The tone in market chatter is as unmistakable as it is, well, unrealistic: We are in an age of unstoppable ascents -- and how could it be otherwise?

With bargain interest rates, phenomenal corporate profitability, a gradually improving economy, and "reasonable" valuations, it's no wonder that share prices keep climbing and climbing and climbing. In that wonderful circularity of logic that is Wall Street forecasting, the serial records merely validate the optimists, invalidate the doubters, and justify still another round of cheerful predictions.

Even the legends are getting into the act: Jeremy Siegel, a highly respected expert on the equity markets at the University of Pennsylvania's Wharton School, now forecasts that the Dow Jones Industrial Average ($INDU) will close the year at 18,000. That would hand investors a handsome gain of nearly 8 percent from where it stands today.

But serene, carefree optimism can be a dangerous thing in the markets. By viewing stocks as a reasonably safe haven, investors have actually driven prices to dangerously lofty levels. Remember, profits are at virtually all-time highs by any measure -- as a ratio of sales, GDP or wages. Yet price-to-earnings multiples still hover at a pricey 18 on the S&P 500 on top of those gigantic profits.

Even cockeyed bulls have to admit that this is slippery territory.

So how can those investors determined to "stay in" make sure they aren't left flat on their backs when the ground ultimately gives way? (And it will.) The best strategy is to load up on cheap, reviled stocks and dump the super-expensive high-flyers that are largely responsible for the market's elastic valuation.

Sure, you can protect yourself with an index fund. But there can be a major problem with this broad strategy: Most index funds are "cap weighted," meaning the higher the market value of a company, the bigger its share, or weight, in the fund. In purchasing an S&P 500 index fund, for instance, investors -- many without realizing it -- are allocating a disproportionate, and growing, share of their dollars to the likes of Google (GOOG), Facebook (FB), Twitter (TWTR), Amazon (AMZN), Apple (AAPL) and many other tech and biotech companies that have top valuations but relatively small or non-existent earnings. (The exception is Apple, which carries a P/E of only 15, but gigantic margins that are a magnet for competitors, and may not be sustainable.)

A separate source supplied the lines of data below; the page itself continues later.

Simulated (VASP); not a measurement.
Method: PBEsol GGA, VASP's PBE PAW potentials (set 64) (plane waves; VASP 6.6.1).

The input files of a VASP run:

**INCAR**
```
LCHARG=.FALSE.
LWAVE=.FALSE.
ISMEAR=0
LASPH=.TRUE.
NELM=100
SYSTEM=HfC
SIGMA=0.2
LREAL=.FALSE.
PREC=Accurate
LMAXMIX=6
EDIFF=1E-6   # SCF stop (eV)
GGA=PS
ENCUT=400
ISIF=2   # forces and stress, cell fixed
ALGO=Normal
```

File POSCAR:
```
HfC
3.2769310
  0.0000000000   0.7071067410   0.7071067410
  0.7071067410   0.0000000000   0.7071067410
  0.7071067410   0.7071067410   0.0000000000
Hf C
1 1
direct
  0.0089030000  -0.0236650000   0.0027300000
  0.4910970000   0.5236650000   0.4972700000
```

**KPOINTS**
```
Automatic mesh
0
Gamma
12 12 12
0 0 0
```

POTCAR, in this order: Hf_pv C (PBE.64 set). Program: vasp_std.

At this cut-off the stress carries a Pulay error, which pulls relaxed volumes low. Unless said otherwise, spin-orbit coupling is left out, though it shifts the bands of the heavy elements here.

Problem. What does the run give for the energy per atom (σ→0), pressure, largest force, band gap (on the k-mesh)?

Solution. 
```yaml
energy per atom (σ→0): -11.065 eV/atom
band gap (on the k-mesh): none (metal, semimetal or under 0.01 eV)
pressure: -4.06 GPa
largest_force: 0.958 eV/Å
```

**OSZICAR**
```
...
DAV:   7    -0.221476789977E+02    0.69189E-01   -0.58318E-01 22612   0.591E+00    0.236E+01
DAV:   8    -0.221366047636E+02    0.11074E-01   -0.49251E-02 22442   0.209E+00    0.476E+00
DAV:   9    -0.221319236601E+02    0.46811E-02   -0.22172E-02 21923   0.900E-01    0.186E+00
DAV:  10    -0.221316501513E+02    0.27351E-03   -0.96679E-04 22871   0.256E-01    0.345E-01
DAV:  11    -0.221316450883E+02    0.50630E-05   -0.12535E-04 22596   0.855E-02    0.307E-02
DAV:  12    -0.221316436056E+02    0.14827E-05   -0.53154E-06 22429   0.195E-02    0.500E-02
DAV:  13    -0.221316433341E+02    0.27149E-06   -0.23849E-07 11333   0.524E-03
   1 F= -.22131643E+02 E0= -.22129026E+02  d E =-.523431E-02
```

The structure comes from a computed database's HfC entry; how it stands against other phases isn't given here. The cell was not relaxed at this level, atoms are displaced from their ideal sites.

The "buy what's hated, dump what's hot" approach that works best is called "fundamental indexing," and this is a great time to profit from its crowd-defying stance. The pioneer and leader in fundamental indexing is Research Affiliates, a firm that designs strategies for $169 billion in investment funds.

Its FTSE RAFI US 1000 (PRF) chooses and weights 1,000 U.S. stocks not by their market cap, but by their overall size in the economy as measured by four factors: total sales, book value, dividends and profits. Price isn't included. Hence, the fund will put a much bigger weight on a manufacturer or utility with a beaten-down price and big sales than it will on a Facebook or a Twitter. That protects investors against a potential collapse in the high-flyers, and capitalizes on the tendency of unloved stocks to reward investors far better than those that are all the rage.

"For the past seven years, growth stocks have fared better than value stocks," says Rob Arnott, co-founder and CEO of Research Affiliates, who is perhaps the foremost champion of fundamental indexing. "The current market vaguely resembles the tech bubble, though not as extravagant," he adds. "We're seeing bubble behavior."

That's where fundamental funds come in. They have a strong "value tilt" -- which is to say, they give far more weight to "cheap" (low P/E or low price-to-book) stocks than cap-weighted funds do. "Since value has underperformed for so long," says Arnott, "it's likely to snap back and beat growth."

The fundamental investing methodology, indeed, is even more likely to favor the downtrodden than traditional value funds are. That's just what investors should want in these perilous times. The P/E multiple on the Russell 1000 and S&P stands at 18; the FTSE RAFI US 1000 multiple is 16, or 11 percent lower.

The gap is far more pronounced in the other metrics, notably in terms of sales and book value. "For every $100 invested in the RAFI US 1000, you're buying more than $100 in sales," says Arnott. "For the S&P it's $60 in sales. In price-to-book, we're at 2 times versus 2.6 times. So you're buying in at a 20 to 40 percent discount on key metrics."

Given the differential in sales, for example, if profit margins on pricey stocks converge towards those of cheap stocks -- a strong possibility, frankly -- the latter will jump and the former will suffer.

"The higher the flyer, the more significantly we bet against it," says Arnott. "It's called contra-trading. Some high-flyers deserve their valuations, some don't. They're either fully priced or overpriced. The fully priced ones will do no better than perform with the market because they started out so expensive. The overpriced ones will fare badly."

For Arnott, the market is largely a popularity contest in the short-run, and investors should not only resist the urge to join in, but benefit from the excesses. "Cap-weighted indexes chase momentum, growth and popularity. Those popular stocks are perceived as not risky when they're really very risky," he argues. "In a fundamental fund, whatever is most newly beloved is what you are selling, and whatever is newly feared and loathed is what you're buying."

So how well has defying the crowd worked for investors? As it turns out, fundamental indexing has far outperformed not just the overall indexes, but also value stocks -- even in the recent, lackluster period for unloved companies. Over the past decade, the RAFI US 1000 has delivered 9.35 percent annualized gains, versus 7.4 percent for the S&P. The strategy also appears to work in global markets. The ten-year return on the FTSE RAFI All World 3000 is 10 percent, 2.3 percentage points better than the MSCI All Country World fund.

Arnott acknowledges that it takes a strong stomach to sustain the contrarian philosophy. "You need to accept discomfort," he says. "What is comfortable is rarely profitable. True bargains don't exist without fear."

Even in these complacent times, the markets feature turf where investors fear to tread. Those are the places to be. Today's contra-trading, fad-defying contrarians will be tomorrow's winners. It just takes guts to stay the course.